For example: the ceiling is above; the floor is below; the city is a noisy place; the
country is a quiet place. The rhythmic coincidence of elementary syntax and semantic
construction of consciousness appealed to Ionesco's sensibility and slid into his own
dialogue. A pair of couples featured in the textbook became the Smiths and the Martins,
and in pre-production, were fashioned in the Victorian cliches of a particularly English
bourgeoisie.
Ionesco sent his first completed script out to several theatres, including the Comedie
francaise. At the suggestion of Monique Saint-Come (a translator and friend), a copy
was given to the 23-year-old director, Nicolas Bataille, who decided to take it on.
Bataille and his troupe struggled to arrive at a fitting technique, at first attempting
outright parody, then settling on a much more restrained approach. In order to maintain
the balance of realism and fantasy, the set designer, Jacques Noel, was not given the
script, but rather asked to create the drawing room for Hedda Gabler.
In the process of determining the play's ending, Ionesco proposed a scenario in which
the author would be called to the stage by the maid to put a stop to the quarreling.
The author would approach amid the actors' applause, but upon reaching the stage, would
shout at the audience: "You bunch of crooks! I'll get you!" In lieu of this direct
assault, Ionesco decided to begin the play again; that is, to not end it. At one time
Big Ben Follies or L'Heure Anglaise, the title was found in rehearsal by the actor
playing the Fireman, who substituted the phrase "cantatrice chauve" (bald soprano) for
"institutrice blonde" (blond teacher).
Ionesco had found his medium: "Drama is one of the oldest arts. And I can't help
thinking we cannot do without it. We cannot resist the desire to people a stage with
live characters that are at the same time real and invented...To bring phantoms to
life...is a prodigious adventure, so unique that I myself was absolutely amazed, during
the rehearsals of my first play, when I suddenly saw, moving on the stage...characters
who owed their life to me. It was a terrifying experience. What right had I to do a
thing like that? Was it allowed?... It was almost diabolical."3
In May 1950, The Bald Soprano was received by the majority of critics with dismissive
reviews and was not well attended. After 25 performances at the tiny Theatre des
Noctambules, it was closed. The unfavorable performance hour of 6:30PM was accommodating
another production in the same house: one of Brecht's plays. Ionesco wrote vehemently
against what he perceived as simplistic and reductive artlessness on the part of his
German competition, and parodied Brecht's didacticism with a direct slam/homage in
Improvisation. Nonetheless, the playwright was encouraged by such friends as Breton,
Bunuel, Adamov, Queneau, and Mircea Eliade. In 1957, in repertory with The Lesson, the
most produced of Ionesco's plays reopened at the minuscule Theatre de la Huchette, and
the duo has played there continuously ever since.

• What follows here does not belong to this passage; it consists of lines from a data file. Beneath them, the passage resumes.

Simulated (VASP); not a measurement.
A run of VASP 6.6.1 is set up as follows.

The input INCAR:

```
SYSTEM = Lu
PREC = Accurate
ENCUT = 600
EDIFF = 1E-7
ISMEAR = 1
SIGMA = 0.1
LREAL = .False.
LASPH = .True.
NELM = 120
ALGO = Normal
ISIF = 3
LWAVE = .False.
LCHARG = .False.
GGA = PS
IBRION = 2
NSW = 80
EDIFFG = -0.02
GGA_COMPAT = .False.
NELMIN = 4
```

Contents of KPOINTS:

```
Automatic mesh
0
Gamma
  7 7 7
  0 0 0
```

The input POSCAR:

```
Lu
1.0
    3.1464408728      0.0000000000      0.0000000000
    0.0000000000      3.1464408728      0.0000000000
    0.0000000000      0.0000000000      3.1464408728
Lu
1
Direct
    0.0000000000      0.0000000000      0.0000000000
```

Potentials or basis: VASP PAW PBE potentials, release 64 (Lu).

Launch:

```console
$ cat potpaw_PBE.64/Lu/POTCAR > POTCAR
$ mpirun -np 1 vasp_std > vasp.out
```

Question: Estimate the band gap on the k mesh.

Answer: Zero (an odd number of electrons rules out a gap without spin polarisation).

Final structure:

Between the closing of his first play and the opening of the second, The Lesson, Ionesco
ventured onto the stage in the role of Stepan Trofimovich in an adaptation of
Dostoevski's The Possessed. Ionesco's reluctant foray into the actor's skin provided a
new level of insight into character and certainly informed the increasing dimensionality
of some of his dramatis personae.
Ionesco's biographers tend to emphasize the dark side of his life, in terms not unlike
the faery tales of yore. They too have depended on the version handed down by the
quixotic, melancholic author himself. As an adolescent, Ionesco experienced a dual
crisis of body & language. Though born in Romania, he had spent his early years with
his younger sister, in France, where his father, Eugene Senior, earned a law degree and
his mother found comfort in the proximity of her parents.
Mr. and Mrs. Ionescu were separated by the First World War (father returned to Bucharest),
and for a while after it ended, mother assumed that father had been injured or died,
as he did not communicate his whereabouts. Meanwhile, father had survived his desk
job without a hitch, and had filed for divorce and full custody, claiming abandonment.
He also remarried without at first divulging his other life. The children were forced
to return to their father's household in Romania, where Eugene's sister was never fully
accepted. Since French was his first language, the teenager was in the position of
watching his body behave in strange ways (which he found to be hideous) while
simultaneously learning his father's language (which he found to be beautiful). The
alienation inherent in this adolescent anguish foreshadows the tenor of many of his
characters' moods and obsessions. Ionesco's father was a politically savvy lawyer whom
he regarded as downright Machiavellian in his attitudes and ability to adapt to the
everchanging guard of Romanian power.
In 1929 the earnest young poet was enrolled in French literature studies at Bucharest
University. An excellent student, he found willing publishers of his earliest literary
criticism, and growing sympatico with a fellow student, Rodica Burileanu (her subjects
were philosophy and law). He was from early on a provocateur, famously contributing
two contradictory literary reviews in consecutive issues of a Romanian journal.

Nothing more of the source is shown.